Midsomer Murders: Drawing Dead. Television Review.

Liverpool Sound and Vision Rating 8.5/10

Cast: Neil Dudgeon, Nick Hendrix, Fiona Dolman, Annette Badland, Bill Bailey, Ruby Bentall, Will Brown, Nicholas Burns, Ben Caplan, Nicholas Farrell, Eloise Joseph, Jemma Redgrave, Elana Saurel, Ellen Thomas, Joshua Williams, Heather Wright.

There was a time when teachers would look upon their pupil’s reading habits and consciously judge them accordingly, no matter how interested in the source material, the children’s ability to report on what they had read and the lessons learned from the text, the snobbery and direct condescension placed at the student’s desk as they admitted to reading comic books whilst their peers and friends got praise for having spent their weekend with their noses pretending to have insight into the world of ‘serious’ literature was short sighted and demeaning.

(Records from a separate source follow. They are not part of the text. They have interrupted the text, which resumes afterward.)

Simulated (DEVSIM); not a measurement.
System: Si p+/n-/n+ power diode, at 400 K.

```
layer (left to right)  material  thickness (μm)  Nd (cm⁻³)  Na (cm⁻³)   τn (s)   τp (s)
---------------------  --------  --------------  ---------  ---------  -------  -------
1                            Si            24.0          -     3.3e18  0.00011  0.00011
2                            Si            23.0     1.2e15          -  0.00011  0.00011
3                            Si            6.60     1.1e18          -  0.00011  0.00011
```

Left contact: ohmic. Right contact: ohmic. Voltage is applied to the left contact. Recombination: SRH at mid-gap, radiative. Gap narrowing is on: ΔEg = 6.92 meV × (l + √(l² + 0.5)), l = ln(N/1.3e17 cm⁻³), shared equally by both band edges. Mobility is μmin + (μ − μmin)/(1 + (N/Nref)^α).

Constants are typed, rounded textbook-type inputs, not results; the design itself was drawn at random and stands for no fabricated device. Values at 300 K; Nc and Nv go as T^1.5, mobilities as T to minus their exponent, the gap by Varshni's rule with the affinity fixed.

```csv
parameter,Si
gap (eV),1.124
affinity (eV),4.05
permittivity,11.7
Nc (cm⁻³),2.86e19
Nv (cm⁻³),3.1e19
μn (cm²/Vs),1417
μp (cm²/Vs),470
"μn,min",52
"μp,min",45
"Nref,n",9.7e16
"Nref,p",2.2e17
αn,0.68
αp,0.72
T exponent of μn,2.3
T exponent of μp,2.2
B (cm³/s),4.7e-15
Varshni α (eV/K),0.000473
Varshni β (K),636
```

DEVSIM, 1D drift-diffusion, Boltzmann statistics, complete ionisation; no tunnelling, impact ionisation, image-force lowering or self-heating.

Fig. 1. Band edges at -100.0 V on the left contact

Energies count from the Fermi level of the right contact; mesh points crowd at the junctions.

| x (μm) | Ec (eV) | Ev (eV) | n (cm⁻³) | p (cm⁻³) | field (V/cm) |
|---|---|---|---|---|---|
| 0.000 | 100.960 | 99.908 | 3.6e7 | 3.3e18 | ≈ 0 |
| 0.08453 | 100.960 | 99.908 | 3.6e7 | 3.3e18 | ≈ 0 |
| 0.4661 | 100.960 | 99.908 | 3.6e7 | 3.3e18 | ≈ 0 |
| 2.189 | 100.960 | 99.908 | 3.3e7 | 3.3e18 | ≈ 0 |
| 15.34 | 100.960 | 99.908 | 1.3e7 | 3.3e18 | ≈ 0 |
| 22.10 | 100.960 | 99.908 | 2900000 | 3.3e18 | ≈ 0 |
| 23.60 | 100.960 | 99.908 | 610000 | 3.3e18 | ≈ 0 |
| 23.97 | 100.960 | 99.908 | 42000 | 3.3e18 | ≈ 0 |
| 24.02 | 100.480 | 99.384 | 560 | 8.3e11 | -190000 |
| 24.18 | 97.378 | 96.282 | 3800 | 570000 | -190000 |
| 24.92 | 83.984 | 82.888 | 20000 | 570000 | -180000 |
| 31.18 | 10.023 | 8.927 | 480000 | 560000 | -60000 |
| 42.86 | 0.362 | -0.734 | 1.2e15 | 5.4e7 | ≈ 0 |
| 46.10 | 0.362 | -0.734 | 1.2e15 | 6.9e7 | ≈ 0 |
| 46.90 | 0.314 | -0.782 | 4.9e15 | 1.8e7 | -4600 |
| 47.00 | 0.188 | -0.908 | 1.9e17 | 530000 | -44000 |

Now the Graphic Novel is to be seen, quite rightly, as an instrument in which the imagination can flourish just as equally as sitting down to read some of the great books of our time, it is also industry, money exchanges hands at ridiculous prices for a limited edition or rarity; as well as being a breeding ground for the mind, it is also enough to kill for.

Midsomer Murders Drawing Dead is to be seen as an achievement in bringing the series back to a place in which the story is fitting to the eccentricity of the British psyche when confronted with a tale of revenge, deceit and murder and the showcasing of the power of how a comic viewed as a mirror to truth, as reflection of the grotesqueness of the soul, is a huge factor in the success of this particular episode.

Jemma Redgrave doesn’t get the recognition that she deserves for her acting prowess, too long perhaps in the shadow of other members of her illustrious family but one who catches the eye critically as she gives a sense of perfect misdirection in her characters, the sense of fire and injustice raging inside of her to the point where the audience understands the decisions she has made on screen and no matter the criminal intent, or even softness in her approach, they empathise with her completely. It is in this dramatic turn that she excels as Dr. Juno Starling, an open-heart concealing a secret, one that brings out the best in both Neil Dudgeon’s D.C.I. John Barnaby and the programme as a whole.

With a delightful appearance by Bill Bailey as graphic book artist Darwin Chipping and Annette Badland searing her place into the pathologist’s chair with tremendous vigour and intensity, Drawing Dead is amongst the very best of episodes in the long running series’ history, an illustration of when given the right circumstances, nobody does murder better.